Alex Haley was MESSY
From the DailyMail article:
Haley's deepest secrets only became apparent to his family when he died suddenly of a heart attack, aged just 70, in 1992.
Mya Lewis (Haley's widow) received a phone call in the middle of the night from a mystery woman, who coldly informed her: 'Your husband died in my arms. When I managed to dig myself out from under him, I dialed 911.'
Five days later the woman - dressed in a flouncy purple ensemble - turned up at Haley's funeral, made a beeline for Lewis and announced: 'It's just you and me now.'
Lewis, who's now based in Las Vegas, didn't have the heart to tell her she'd discovered four other woman at the service also claiming the title of mistress.
Nor did she reveal that Haley's first wife, Nannie Branch, was hinting at bigamy and claiming to be the only legitimate widow.
There were more shocks when Haley's will was read. He'd left generous cash bequests for all three of his wives and numerous other women but there wasn't actually any money.
Yet Haley's own family members had no way of unraveling his highly complicated life - simply because he kept every aspect under wraps.
'He gave new meaning to the word secretive,' says Lewis, now 68 and a successful author in her own right.
'Alex was not all that big on family or things that he promoted in his own life.
'After Roots, he would turn up to total strangers' family reunions but he would not have one of his own.'
The Ohio State University communications graduate Lewis was 26 years old - 26 years younger than 52-year-old Haley - when they met in 1974.
After hearing him speak at her Ohio university, she wrote letters begging him to give her a job. She turned down a high-paying position at Harvard University to work for him for no money at all.
'I felt it was destiny to help this man,' she says. 'He was under so much pressure. He had missed many deadlines with his publisher. The TV rights had been sold and the air time booked. The scriptwriters were waiting for him.
'I flew to Montego Bay, in Jamaica, where he had a beautiful beach house. It was idyllic but when he took me into his office there was yellow paper everywhere stacked up against the walls. That was his research - the stacks were as tall as me.
'He had got the first third of the book done when we got together, we worked like crazy and within 18 months I walked the manuscript into Doubleday, his publisher.'
Perhaps inevitably, their working relationship turned romantic and they discussed marriage.
But everything changed when Roots was published - Haley ordered her to stay in the background and employed a glamorous secretary to accompany him to events.
Lewis wasn't even allowed to attend the Pulitzer Prize ceremony, despite the work she had put in on the book.

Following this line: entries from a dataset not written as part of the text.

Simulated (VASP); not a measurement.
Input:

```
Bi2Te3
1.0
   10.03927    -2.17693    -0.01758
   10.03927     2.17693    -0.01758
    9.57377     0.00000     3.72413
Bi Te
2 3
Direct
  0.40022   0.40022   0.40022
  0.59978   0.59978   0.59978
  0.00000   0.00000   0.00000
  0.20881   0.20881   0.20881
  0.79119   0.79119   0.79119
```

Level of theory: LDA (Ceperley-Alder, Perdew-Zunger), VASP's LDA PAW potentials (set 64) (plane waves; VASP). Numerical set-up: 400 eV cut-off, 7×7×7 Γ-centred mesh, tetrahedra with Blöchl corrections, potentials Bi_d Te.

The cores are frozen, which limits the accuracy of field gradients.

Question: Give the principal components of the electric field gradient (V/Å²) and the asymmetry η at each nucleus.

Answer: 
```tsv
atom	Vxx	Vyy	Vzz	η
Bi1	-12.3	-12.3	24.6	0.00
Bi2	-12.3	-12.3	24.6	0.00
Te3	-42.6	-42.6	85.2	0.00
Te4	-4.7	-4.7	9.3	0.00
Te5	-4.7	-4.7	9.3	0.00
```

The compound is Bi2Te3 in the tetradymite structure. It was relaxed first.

'I was so young and naïve,' she says. 'Alex told me there was going to be one star, him, so it was my duty and obligation to support him. I could tell no one about the work I had done on the book.'
Their September 1977 marriage was also kept a secret from everyone but Haley's lawyer, who provided his Los Angeles garden for the hurried ceremony.
The newlyweds returned to their nearby home at 2pm, tumbled into bed for an hour, then Haley packed a suitcase and announced he was leaving for a three-day speaking engagement.
Lewis found out later he had actually gone off with another woman. It was the first of numerous affairs he had during their time together.
'One day there was a ring on the doorbell, a pleasant looking woman, with a couple of kids, was standing there,' says Lewis.
'She said, 'Let me tell you about the last five years of your life.' Apparently, when Alex left me at 3pm on our wedding day, he had gone to her.
'Her kids weren't Alex's but he had paid to put them through private school. It's odd, but we sat in my kitchen talking like old friends.
'She said she didn't want to like me but she did. She gave me her name and phone number and said to call if ever I needed to.'
Lewis's family and friends constantly urged her to leave Haley but she refused, despite the constant humiliations.
While he traveled the world lecturing, she continued to work on three new book projects on his behalf.
'He told me early on that he did not want any more children, that our future books would be our babies,' she explains.
Lewis would often work through the night, taking phone calls from far flung researchers digging into the 'white' side of Haley's family for a Roots follow-up.
But when her husband returned from his travels, he point blank refused to start writing. When Lewis challenged him, he'd threaten divorce and disappear for weeks on end.
Haley occasionally mentioned his two ex-wives - claiming he had remained friends with them for the sake of the children. But he forbade Lewis from having contact with them.